Originally Posted by Ov Collyer View Post
Ok, here is what has happened so far, for those who would like to know.
- early this morning Marc Duffy started receiving alerts about issues with some of the servers
- at the same time people started posting in the forums that they were unable to login
- we quickly realised it was an issue with the hosting company and connectivity to the server farm and they were contacted
- they had been doing some scheduled work this morning which wasn't meant to have any effect on our servers, but obviously did
- they gave us an ETA of 15 minutes to reboot the necessary hardware, a time that Marc Duffy passed onto this thread
- it turned out that they reboot, which they were attempting to do remotely couldn't be done, so they sent someone to the site to do it manually
- after the reboot, we shutdown all our servers and began restarting them
- we wanted to allow the servers to process for a short time to "catch up" so that there wasn't any extra lag when everyone signed in, and I estimated 30 minutes for this (and posted as such) when normally it would only take 10-15 minutes, but I added some extra in to be on the safe side (or so I thought). As far as I was aware at this time, it was just a normal startup of the servers, and there were no further issues.
- we then noticed that this was catch-up processing was taking more time than usual, and in addition that there were errors in our game server output indicating connection problems, both from the game servers to the login servers, and amongst the game servers themselves
- further investigation revealed that there were more network issues at our hosting company, traced to another piece of hardware needing rebooting remotely
- this failed again, and we were told, again, someone was going on site to deal with the issue manually
- this investigation is ongoing, and I can assure you that the anger levels of some of those dealing with this are way beyond anything in this thread
I cannot say "it will be down all day" and I cannot say "it will be up in X amount of time" because both would be a lie.
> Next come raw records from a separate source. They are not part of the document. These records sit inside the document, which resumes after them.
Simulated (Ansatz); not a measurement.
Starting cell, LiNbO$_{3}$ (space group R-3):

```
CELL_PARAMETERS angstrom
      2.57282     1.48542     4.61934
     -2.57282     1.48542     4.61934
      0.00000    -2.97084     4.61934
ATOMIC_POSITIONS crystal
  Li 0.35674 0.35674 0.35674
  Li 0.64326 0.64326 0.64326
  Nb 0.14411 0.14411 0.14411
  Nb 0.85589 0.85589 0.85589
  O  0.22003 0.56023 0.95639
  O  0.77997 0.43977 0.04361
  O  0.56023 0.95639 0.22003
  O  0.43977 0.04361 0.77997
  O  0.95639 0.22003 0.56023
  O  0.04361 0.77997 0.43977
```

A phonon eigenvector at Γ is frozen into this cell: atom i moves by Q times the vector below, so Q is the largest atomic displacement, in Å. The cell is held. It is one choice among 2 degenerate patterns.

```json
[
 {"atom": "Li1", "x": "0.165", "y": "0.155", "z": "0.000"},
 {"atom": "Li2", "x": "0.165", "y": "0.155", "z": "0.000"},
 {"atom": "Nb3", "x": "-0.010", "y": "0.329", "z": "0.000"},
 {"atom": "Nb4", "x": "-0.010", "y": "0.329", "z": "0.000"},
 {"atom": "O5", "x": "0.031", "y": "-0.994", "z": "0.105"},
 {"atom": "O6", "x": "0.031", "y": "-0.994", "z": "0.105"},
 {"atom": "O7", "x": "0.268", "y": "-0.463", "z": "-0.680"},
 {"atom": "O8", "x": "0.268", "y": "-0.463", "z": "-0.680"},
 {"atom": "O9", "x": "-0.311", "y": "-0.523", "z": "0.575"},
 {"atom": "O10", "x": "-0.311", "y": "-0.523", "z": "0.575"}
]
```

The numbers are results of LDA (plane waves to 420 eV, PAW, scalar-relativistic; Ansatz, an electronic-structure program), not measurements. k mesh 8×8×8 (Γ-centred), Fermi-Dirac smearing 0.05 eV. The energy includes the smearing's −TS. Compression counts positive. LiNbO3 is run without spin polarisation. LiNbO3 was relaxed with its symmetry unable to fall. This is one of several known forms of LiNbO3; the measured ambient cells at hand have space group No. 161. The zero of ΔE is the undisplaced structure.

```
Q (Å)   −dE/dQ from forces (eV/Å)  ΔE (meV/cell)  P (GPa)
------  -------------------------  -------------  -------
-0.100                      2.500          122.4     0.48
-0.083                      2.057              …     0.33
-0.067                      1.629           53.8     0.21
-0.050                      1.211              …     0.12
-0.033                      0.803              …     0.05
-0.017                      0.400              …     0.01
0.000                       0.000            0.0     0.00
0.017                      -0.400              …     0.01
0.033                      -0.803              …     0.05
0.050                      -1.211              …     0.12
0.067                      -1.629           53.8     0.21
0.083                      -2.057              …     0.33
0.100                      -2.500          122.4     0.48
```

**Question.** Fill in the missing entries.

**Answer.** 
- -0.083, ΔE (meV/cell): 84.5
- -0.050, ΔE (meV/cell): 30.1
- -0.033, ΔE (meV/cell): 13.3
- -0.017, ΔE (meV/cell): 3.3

I simply do not know, and we are waiting for guidance from our hosting company to confirm the issue has been resolved, after which we will verify things at our end and make sure our servers are able to communicate with each other, after which we will open the Gameworlds.
For those talking about contingency plans of housing servers elsewhere as a backup:
This is simply unworkable, the amount of data and the time-critical nature of it means it wouldn't work, as I believe Graeme posted earlier in the thread.
Instead we pay a premium to have our servers hosted where they are, and this is meant to include extremely high levels of availability, and all manner of power backup facilities etc.